'Expertise for the Future': histories of environmental prediction and policy

This project was initiated in 2009 by Libby Robin (Australian National University), Sverker Sörlin (Royal Institute of Technology, Stockholm) and Paul Warde (Centre for History and Economics). Its focus is on the development of environmental prediction, and the reception of predictions optimistic and pessimistic since the sixteenth century, ranging from personal observation to interpretation of longitudinal data trends (prices, demographic data, meteorological records) and the increased importance of statistical modelling. These issues will be explored in a series of workshops addressing histories of resource use and fears of scarcity; demography and epidemiology; climate science; conservation; deforestation; and the international exchange of ideas and technology.

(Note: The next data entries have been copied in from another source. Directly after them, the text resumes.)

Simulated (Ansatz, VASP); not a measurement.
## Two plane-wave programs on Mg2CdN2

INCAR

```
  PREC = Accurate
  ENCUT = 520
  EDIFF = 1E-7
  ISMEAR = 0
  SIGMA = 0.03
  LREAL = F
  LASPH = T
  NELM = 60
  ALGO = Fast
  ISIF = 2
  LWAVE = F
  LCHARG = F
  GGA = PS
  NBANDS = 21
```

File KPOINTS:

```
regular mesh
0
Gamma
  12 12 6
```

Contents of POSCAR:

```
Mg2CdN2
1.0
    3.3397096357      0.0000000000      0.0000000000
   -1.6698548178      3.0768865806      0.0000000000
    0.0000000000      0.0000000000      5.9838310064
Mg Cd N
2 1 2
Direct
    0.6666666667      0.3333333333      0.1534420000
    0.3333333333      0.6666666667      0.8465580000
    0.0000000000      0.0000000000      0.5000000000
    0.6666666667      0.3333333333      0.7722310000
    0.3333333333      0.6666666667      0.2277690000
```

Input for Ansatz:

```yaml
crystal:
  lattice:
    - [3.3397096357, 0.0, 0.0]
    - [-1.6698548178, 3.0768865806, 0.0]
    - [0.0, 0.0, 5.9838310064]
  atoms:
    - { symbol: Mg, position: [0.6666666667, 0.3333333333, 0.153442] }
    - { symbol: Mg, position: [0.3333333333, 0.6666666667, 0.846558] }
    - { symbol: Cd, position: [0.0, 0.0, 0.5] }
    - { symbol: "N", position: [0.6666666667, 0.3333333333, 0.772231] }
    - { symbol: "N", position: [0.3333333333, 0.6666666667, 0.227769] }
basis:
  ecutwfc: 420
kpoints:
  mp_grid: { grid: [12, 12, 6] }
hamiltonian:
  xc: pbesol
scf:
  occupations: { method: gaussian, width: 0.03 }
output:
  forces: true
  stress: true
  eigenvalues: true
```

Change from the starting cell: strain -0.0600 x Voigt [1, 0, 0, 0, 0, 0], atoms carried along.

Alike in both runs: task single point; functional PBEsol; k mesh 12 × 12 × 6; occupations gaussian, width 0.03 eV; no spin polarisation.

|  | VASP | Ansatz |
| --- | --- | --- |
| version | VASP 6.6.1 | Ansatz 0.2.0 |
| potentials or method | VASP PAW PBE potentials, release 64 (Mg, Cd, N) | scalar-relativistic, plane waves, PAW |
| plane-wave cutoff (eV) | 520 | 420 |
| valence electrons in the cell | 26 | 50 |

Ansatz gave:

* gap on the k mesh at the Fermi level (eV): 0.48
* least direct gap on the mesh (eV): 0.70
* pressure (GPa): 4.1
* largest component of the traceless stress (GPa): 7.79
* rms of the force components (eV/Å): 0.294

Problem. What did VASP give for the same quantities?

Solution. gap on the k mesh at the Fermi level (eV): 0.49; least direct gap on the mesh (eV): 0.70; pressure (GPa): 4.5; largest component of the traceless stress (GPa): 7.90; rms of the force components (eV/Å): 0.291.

The rise of environmental prediction is commonly associated with the ‘ecological revolution’ of the 1960s, that saw the development of Environmental Protection Agencies, and the interventions of non-governmental activists from the scientific and wider community, in the publishing of landmark reports whether on a formal institutionalised basis or not (such as the ‘Club of Rome’ or the Brundtland Commission), and political responses to the perceived potential or actuality of environmental degradation. This is often represented as the colonisation of policymaking by ‘expert’ opinion bringing the increased authority of the environmental sciences into the political domain. There are parallels to developments in other policy areas (finance, labour markets, military, foreign relations etc.), but in environment policy (under that very name) the influence of expert opinion has been less challenged by popular or established common views, and scientific expertise has conferred greater popular legitimacy.

Yet the wider social and political role of environmental prediction has a far longer history. Narratives of potential degradation (for example, in relation to wood supplies) have played a prominent role in government action in Europe since the fifteenth century. Interventions at first appealed to ‘commonsensical’ and general observations for legitimacy, and a significant development over time has been the displacement of ‘intuitive’ methods by the analysis of longitudinal data trends and statistical modelling that are remote from everyday experience. There has been little analysis of this succession and whether it was actually rooted in successful prediction itself, or in the inherent greater plausibility of the data. Sociologists including Ulrich Beck have drawn attention to the paradox that the legitimacy of political action increasingly rests upon scientific authority at a time when scientific practice has moved towards an increasingly reflexive and probabilistic sensibility in the interpretation of complex models.

This project will thus examine the long-term history of environmental prediction, seeking to bring together perspectives from the history of science, sociological and communication studies, and the social, cultural and political history of the ‘environment’. It will examine how authoritative narratives and specific claims developed in the context of scientific discourse, fieldwork, and methodologies; how environmental objects of study were constructed and valued; how particular trajectories were adopted by ‘experts’, disciplinary communities, policymakers, activists and a wider public in relation to their explanatory power, their social and political resonance, their degree of verifiability, and their insertion into observable historical trends. How was the prominence given to particular approaches related to their spatial scale of observation (from field sites to conservation zones to planetary systems) or forms of data (such as instrumental measurements, resource prices, local knowledge, and human memory)? How important were institutional structures, geopolitical competition, funding, aesthetic or sentimental attachment to the framing, development and analysis of environmental ‘problems’ and proffered solutions?

The first project meeting took place on July 22nd-23rd at the University of East Anglia.

The next workshop in the Expertise for the Future project will be held at Harvard University on 16th-17th November 2009.